CLEVELAND -- For the Cleveland Cavaliers to close out the Boston Celtics and win the Eastern Conference Championship for the third straight season tonight, they will have to finish off the best-of-seven series on the road at TD Garden in Boston.

And despite Cleveland’s closing out eight of its last 10 playoff series with road wins, having battled the Celtics in several playoff series throughout his career, Cavaliers small forward LeBron James knows well that closing out a matchup in Boston will be anything but easy.

“The close-out game is always the hardest, and also, you're doing it, and Boston is going to make it even harder,” James said following the Cavaliers’ Game 4 win in Cleveland Tuesday night.

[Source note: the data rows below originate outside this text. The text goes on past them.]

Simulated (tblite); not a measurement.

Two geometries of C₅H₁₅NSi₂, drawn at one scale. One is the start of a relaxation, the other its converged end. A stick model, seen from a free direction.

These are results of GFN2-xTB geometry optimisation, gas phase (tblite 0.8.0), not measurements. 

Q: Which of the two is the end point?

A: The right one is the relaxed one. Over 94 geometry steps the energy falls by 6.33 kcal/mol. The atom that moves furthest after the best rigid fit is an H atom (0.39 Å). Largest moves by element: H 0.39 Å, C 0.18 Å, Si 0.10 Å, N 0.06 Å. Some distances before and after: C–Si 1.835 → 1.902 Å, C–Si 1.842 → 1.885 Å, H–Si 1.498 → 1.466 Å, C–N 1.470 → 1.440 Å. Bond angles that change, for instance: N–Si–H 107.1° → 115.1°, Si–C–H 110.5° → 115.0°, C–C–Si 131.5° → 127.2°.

“We have to go in with a bunker mentality that we had in Game 1 and Game 2 to go out and do what we do, but we have to defend. We have to execute offensively. We have to have low turnovers, and we have to try to make them miss because some of those guys play a lot better at home. That's just how the game be played, but we'll play the game and we'll see what happens.”

Although playing in Boston has, at times, been difficult for James during his career, that was not the case in Games 1 and 2 of this year’s Eastern Conference Finals.

In Game 1, James led the Cavaliers to a comfortable 117-104 victory with 38 points, nine rebounds, seven assists and two steals over 42 minutes. James finished the game plus-16, the second-best margin of the game.

It was James’ seventh straight playoff game with at least 30 points. The last time that was accomplished was by Shaquille O’Neal during the 2002-2003 season.

As he did in Game 1, James was the offensive leader in Game 2, as he scored a game-high 30 points with a 12-of-18 shooting performance. James buried four of his six looks from three-point range and went eight for 12 inside the arc.

Additionally, James pulled down four rebounds, handed out seven assists, stole four passes and blocked three shots over 33 minutes. James was a plus-45 in the record-setting 130-86 victory in Boston.

“At the end of the day, you play the game that's in front of you,” James said. “We didn't take care of business in Game 3, they played well. (In Game 4), they played well again, but we were able to play well, especially in the second half, and we defended. If we defend, then we're going to always give ourselves a good chance to win.”

James said playing Boston is unique in the fact that there is a different sense of pride in the players and fans.

Unlike newer teams or organizations with less success in the postseason, the Celtics have been the most prolific playoff team in NBA history. The Celtics have won a record 17 NBA championships, and as such, their home arena is full of banners recognizing successful teams and honoring the greatest players in franchise history.

“They play with a lot of pride,” James said. “Then, you add the green on their back and this is history. This is a franchise that you kind of no matter who’s out on the floor, you have to play for that franchise and play with pride.

“You know they're giving us everything that they have, and we're expecting it, and we want the challenge. It's the postseason. At the end of the day, you just want to win the game. It doesn't matter who you're going against or how you get the job done. You're just trying to figure it out, and I think we did that.”